The Muhammad Movie Riots
Muslims in twenty-one countries demonstrated against a YouTube movie about Muhammad Friday. Adding to the death toll that began with Ambassador Chris Stevens and his associates in Libya, three people were killed as Islamic supremacists stormed the U.S. embassy in Tunisia, and one was killed in Lebanon as Muslims marched from a mosque, stoned police, and set fire to a KFC restaurant, apparently as a symbol of the hated United States. The savage and random murders were all in service of an overarching goal: to intimidate the United States into abandoning the freedom of speech. And worst of all, Barack Obama seems willing.
Islamic leaders worldwide called for an end to the freedom of speech. Dr. Ahmed el-Tayyeb, the grand imam of the most prestigious and influential institution in Sunni Islam, Al-Azhar in Cairo, on Saturday asked the secretary general of the United Nations to pass a UN resolution that would “prohibit insulting symbols and sanctities of Islam by some fools and misguided, who do not know the value of social peace among peoples and agitate seditions among them.” Tayyeb called for “criminalizing insulting symbols of Islam and other religions” and “punishing those who committed such heinous acts and insulted Prophet Muhammad of Islam,” although he didn’t specify what punishments he had in mind.
Meanwhile, Arab News reported that Sheikh Abdul Aziz Al-Asheikh, the grand mufti of Saudi Arabia, “called on the international community to criminalize acts of abusing great prophets and messengers such as Abraham, Moses, Jesus and Muhammad.”
The Muslim Brotherhood said that “hurting the feelings of one and a half billion Muslims cannot be tolerated, and the people’s anger and fury for their faith is invariably predictable, often unstoppable,” and declared that “assaults on the sanctities of all heavenly religions” should be rendered illegal.
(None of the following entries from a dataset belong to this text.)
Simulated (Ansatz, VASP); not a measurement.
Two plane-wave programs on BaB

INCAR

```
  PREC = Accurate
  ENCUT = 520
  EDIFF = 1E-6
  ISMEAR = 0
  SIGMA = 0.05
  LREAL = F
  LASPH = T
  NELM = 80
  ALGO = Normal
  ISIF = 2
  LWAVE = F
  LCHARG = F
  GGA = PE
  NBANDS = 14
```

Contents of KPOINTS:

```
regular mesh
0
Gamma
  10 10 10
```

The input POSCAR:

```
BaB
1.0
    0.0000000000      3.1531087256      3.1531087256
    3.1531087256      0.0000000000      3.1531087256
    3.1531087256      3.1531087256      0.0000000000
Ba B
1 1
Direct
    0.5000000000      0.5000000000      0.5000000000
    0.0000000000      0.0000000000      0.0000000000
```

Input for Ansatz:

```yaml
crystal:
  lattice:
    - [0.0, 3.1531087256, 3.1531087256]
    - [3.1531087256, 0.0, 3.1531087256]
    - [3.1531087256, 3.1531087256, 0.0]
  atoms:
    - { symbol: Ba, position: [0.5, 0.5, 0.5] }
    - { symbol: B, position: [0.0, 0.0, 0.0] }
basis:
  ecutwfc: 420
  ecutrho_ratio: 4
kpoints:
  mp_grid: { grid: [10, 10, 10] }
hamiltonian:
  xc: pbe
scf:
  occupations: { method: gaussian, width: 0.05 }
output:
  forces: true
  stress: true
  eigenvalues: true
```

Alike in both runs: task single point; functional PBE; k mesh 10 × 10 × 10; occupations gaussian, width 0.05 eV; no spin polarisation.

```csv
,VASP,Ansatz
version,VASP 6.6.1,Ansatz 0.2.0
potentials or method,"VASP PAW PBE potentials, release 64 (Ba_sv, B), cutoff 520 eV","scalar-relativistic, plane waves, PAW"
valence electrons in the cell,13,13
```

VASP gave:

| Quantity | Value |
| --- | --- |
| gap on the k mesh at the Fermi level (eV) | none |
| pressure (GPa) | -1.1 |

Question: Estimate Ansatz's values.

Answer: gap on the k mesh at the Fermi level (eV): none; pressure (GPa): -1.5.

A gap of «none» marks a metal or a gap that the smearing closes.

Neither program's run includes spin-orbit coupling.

Ekmeleddin Ihsanoglu, the secretary general of the Organization of Islamic Conference (OIC), the 57-government Muslim body that has been pushing for years now at the United Nations for restrictions on the freedom of speech, was in I-told-you-so mode, saying that the violence “demonstrated serious repercussions of abuse of freedom of expression that OIC had consistently been warning against.”
In response to all this, Barack Obama did not reaffirm the importance of the freedom of speech. He did not explain that it is the right to say things that are unwelcome and unpopular that safeguards Western societies against authoritarianism and tyranny. He did not say that in pluralistic societies, we all have to put up with speech that we dislike without resorting to censorship or violence.